Goldman Sachs, the infamous Wall Street “vampire squid” (aptly so dubbed by Matt Taibbi), wants to scare the hell out of us. It reports that more than 300 million jobs worldwide could be affected negatively by artificial intelligence programs and that “roughly two-thirds of U.S. occupations are exposed to some degree of automation by AI.”
How convenient! Wall Street is off the hook. They aren’t job killers – AI is. And there’s not a damn thing any of us can do about it, because there’s no stopping science and technology from their god-like domination of society. AI will gobble up your job and you will just have to make do.
Big finance knows we’ll eat this up because we always do. Since the dawn of the industrial era, we’ve been fascinated by the power and prowess of modern machinery. We love stories about robots and computers taking over the world, fighting us to the finish. It is, after all, truly amazing what we, the recent descendants of chimpanzees, are capable of inventing. We have to marvel when making a phone call to the other side of the world in a split second. And it is indeed chilling to have AI programs write us a heartfelt love poem in an instant.
So yes, we are inclined to believe that AI is the most powerful, far reaching job killer to ever have roamed the planet. But it isn’t. In terms of jobs loss, it’s just a distraction, the shiny object that gets our attention while Wall Street picks our pockets.
More than 300 Wall Street hedge funds feasted at the trough. There’s your job killer.
The same Wall Street firms and their media cousins that want us to marvel at the shock and awe of AI, are destroying jobs the old-fashioned way – through stock buybacks. They kill jobs in order to stuff more money into their pockets and they’d greatly prefer us not to notice.
There is a direct connection with most mass layoffs and stock buybacks, but seldom if ever is that reported. Hell will freeze over before Goldman Sachs issues a report that shows how stock buybacks are destroying the jobs of millions of working people while enriching the already wealthy.
For those new to this game, a stock buyback is when a company uses its revenues to buy back its own shares to boost their price. Yes, this is stock manipulation, and it was once outlawed. Now it’s legal and companies are using nearly 70 percent of all their earnings to buy back and boost the price of their own shares.
Why? Reason number one is that Wall Street firms, usually big hedge funds, will buy up a company’s stocks with borrowed money, gain a certain amount of control, and then demand the company buy back stock so the hedge fund makes a killing in a hurry.
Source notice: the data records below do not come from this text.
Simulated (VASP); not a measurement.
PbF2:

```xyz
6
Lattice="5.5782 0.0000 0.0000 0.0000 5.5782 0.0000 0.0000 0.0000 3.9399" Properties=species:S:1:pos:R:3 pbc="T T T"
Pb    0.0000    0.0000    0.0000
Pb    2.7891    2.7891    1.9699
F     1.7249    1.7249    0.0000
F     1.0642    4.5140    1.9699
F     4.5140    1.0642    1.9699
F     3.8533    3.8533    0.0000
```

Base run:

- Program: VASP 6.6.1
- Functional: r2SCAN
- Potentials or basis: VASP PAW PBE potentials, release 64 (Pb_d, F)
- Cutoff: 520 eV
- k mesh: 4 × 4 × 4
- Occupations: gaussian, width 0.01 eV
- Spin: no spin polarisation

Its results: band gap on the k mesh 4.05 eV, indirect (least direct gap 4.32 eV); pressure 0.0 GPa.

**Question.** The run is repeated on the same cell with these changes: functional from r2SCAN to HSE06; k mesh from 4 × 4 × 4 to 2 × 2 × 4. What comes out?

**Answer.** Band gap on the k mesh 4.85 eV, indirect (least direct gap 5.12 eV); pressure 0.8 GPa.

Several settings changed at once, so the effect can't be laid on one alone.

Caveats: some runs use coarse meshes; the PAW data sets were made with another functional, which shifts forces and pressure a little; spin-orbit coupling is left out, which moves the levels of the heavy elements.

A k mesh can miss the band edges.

Reason number two is that CEOs receive most of their compensation through stock incentives. Boost the price of shares through stock buybacks and CEOs instantly get richer.
How to pay for all this? Through mass layoffs, orders of magnitude greater than AI. In January 2024 there were 82,307 job cuts in the economy. Only 381 were due to AI.
But wait. That’s right now. In the future might not the numbers reverse? After all, AI’s journey has just begun.
Indeed, it has, but as I detail in Wall Street’s War on Workers, virtually every study of the job impact of automation shows that it’s a very slow process. Also, the entry of automation doesn’t necessarily mean that the number of jobs in an automated industry will decline. After robots marched through the auto industry, overall employment actually increased. In Japan, the world’s leader in automotive robotics, the auto industry provides lifetime guaranteed employment.
Sure, this time it could be different, with AI proving to be an exceptional job killer. But that belief is based on fantasy and fear, amplified by the media, and not by actually examining the causes of job loss. In our economy, the big job killer is stock buybacks.
In 2023, Facebook, Google, and Microsoft announced 43,000 layoffs. Yet just before those announcements, in the third quarter of 2022 alone, these companies conducted $28 billion in stock buybacks. In the past five years, they have used $383 billion in stock buybacks to boost their stock prices. More than 300 Wall Street hedge funds feasted at the trough. There’s your job killer. (For the gory details see Chapter 11 of Wall Street’s War on Workers.)
How do we stop them?
The policy part is easy to imagine. Once again prohibit stock manipulation by outlawing stock buybacks. Also, attach one simple clause to every corporation getting a federal contract – no compulsory layoffs during the life of the contract. You can’t take taxpayer money (amounting to approximately $700 billion a year) if you’re going to force taxpayers out of their jobs. If you want to lay someone off it must be voluntary, which means you have to buy them out. You don’t want to do that? Don’t take the federal money.
The hard part is building a movement big enough to force politicians to take on Wall Street. We estimate that 30 million of us have gone through a mass layoff since 1996. Count the families of laid off workers and probably half of the U.S. workforce has been negatively affected by mass layoffs. The labor movement needs to make mass layoffs a major cause and build a new organization that mobilizes this constituency – something like Workers United Against Mass Layoffs! If millions join, maybe politicians will start to listen.
To get there, however, we first need to defeat the technological fatalism that make layoffs feel inevitable and unstoppable.
Financial looting, not AI = Mass Layoffs!